Reputation: 21
This is more of a best/common practices question.
We are using Spacy in our production system. While testing, many times we have to download full spacy models (parser + word vectors) which can be very slow (~30 mins) and frustrating. Perhaps a better strategy could be to create a custom lightweight spacy model for testing, e.g., with only 1000 word vocab and a smaller parsing model.
Are there suggested strategies/best practices when testing with a large data model that can be applied to this scenario?
Upvotes: 1
Views: 589
Reputation: 707
Even though it seems that @Rajhans problem has already been solved by @aniav's proposal and mocks and cache are probably a good idea in most cases, I would like to add something that helped me decrease unittest duration:
I realized that I was loading several spaCy components that I wasn't even using, i.e. spaCy might load the NER component, while you don't even use it. You can deactivate single components with
nlp = spacy.load("en_core_web_lg", disable=["tagger", "ner"])
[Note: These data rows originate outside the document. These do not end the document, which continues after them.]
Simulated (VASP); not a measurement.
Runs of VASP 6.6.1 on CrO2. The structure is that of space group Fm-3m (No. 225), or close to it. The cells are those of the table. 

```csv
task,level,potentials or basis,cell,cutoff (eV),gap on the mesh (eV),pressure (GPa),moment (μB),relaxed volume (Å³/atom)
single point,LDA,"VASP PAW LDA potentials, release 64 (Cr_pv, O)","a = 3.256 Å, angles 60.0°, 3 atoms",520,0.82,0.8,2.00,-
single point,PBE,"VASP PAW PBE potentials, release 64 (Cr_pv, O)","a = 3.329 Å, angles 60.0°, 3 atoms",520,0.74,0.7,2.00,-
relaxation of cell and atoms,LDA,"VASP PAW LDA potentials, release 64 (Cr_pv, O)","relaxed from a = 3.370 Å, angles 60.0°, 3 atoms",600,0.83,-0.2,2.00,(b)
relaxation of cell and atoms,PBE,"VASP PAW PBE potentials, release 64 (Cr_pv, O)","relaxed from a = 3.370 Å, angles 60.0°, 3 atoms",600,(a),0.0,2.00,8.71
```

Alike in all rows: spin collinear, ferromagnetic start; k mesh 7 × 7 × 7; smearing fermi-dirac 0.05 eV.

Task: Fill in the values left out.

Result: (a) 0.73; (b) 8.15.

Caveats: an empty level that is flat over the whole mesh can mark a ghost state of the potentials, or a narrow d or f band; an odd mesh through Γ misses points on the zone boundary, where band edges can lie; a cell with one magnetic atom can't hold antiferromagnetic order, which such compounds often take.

which would disable the tagger and the ner recognition. See spaCy documentation for more details.
This not only decreases your unittest duration but has the nice side effect of also making your production code start up faster.
Upvotes: 1
Reputation: 1796
This basically depends on what and how you need to test. You probably don't really need or want to test spacy itself, you want to test your functions relying on the results from spacy and a good practice in that matter is to mock responses from spacy and test your code trusting spacy is working properly (it does have tests ;)). In our environment we have models loaded when spacy is being imported so we had to mock the imported module in order to not have these data loaded.
There is of course the option of creating lightweight versions of the models but this is not a trivial case, it would probably require work on each spacy version change and you have to keep in mind other developers should be able to update the models afterwards when tests / requirements change.
If you in fact need the models and the biggest problem is waiting for them to be downloaded consider using cache for the data. Many CI environments can cache the models for you and they will be valid until a newer version of spacy is introduced.
Upvotes: 2